Cloud, cloud service, cloud server and cloud database are broad terms and are to be given their ordinary and customary meaning to one of ordinary skill in the art and includes, without limitation, any content database, data repository or storage media which store content typically associated with and managed by users, lifeguards, safety services (e.g., EMS), third party content providers, social media services, to name just a few. A cloud service may include one or more cloud servers and cloud databases that provides for the delivery of various personal safety applications as hosted by a third party service provider or operator. A cloud server may include an HTTP/HPTTPS server sending and receiving messages in order to provide web-browsing interfaces to client web browsers (e.g., as executed on the communications device 106) as well as web services to send data to integrate with other interfaces (e.g., as executed on the communications device 106). The cloud server may be implemented in one or more well-known servers and may send and receive content in a various forms and formats, user supplied and/or created information/content and profile/configuration data that may be transferred to, read from or stored in a cloud database.

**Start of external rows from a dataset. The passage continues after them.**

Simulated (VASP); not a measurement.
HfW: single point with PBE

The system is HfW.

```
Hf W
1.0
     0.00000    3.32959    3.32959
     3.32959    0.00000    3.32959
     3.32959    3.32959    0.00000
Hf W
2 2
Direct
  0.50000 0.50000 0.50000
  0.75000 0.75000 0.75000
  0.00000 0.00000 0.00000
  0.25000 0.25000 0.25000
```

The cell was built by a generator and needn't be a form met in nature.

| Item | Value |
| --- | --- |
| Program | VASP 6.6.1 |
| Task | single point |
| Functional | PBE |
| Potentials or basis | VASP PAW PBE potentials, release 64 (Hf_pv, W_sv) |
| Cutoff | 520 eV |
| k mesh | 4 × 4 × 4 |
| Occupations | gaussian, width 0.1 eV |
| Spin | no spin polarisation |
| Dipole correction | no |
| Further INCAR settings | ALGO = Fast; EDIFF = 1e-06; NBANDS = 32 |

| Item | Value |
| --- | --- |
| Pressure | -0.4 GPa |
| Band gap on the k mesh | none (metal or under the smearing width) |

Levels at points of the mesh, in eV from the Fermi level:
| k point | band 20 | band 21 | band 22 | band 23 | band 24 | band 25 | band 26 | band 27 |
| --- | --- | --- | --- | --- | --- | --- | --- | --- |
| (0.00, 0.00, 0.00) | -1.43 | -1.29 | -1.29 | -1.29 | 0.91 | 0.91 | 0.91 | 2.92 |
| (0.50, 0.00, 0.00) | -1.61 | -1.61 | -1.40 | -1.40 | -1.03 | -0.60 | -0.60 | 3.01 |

A cloud database may include one or more physical servers, databases or storage devices as dictated by the cloud service's storage requirements. The cloud database may further include one or more well-known databases (e.g., an SQL database) or a fixed content storage system to store content, profile information, configuration information or administration information as necessary to execute the cloud service. In various embodiments, one or more networks providing computing infrastructure on behalf of one or more users may be referred to as a cloud, and resources may include, without limitation, data center resources, applications (e.g., software-as-a-service or platform-as-a-service) and management tools. In this way, in accordance with various embodiments, the users may establish a variety of communications and/or operations to facilitate drowning prevention or other cases of accidents due to asphyxiation or heart rate conditions in a fully transparent fashion without any required understanding of the underlying hardware and software necessary to interface, communicate, manipulate and exchange communications and data relevant for personal safety operations.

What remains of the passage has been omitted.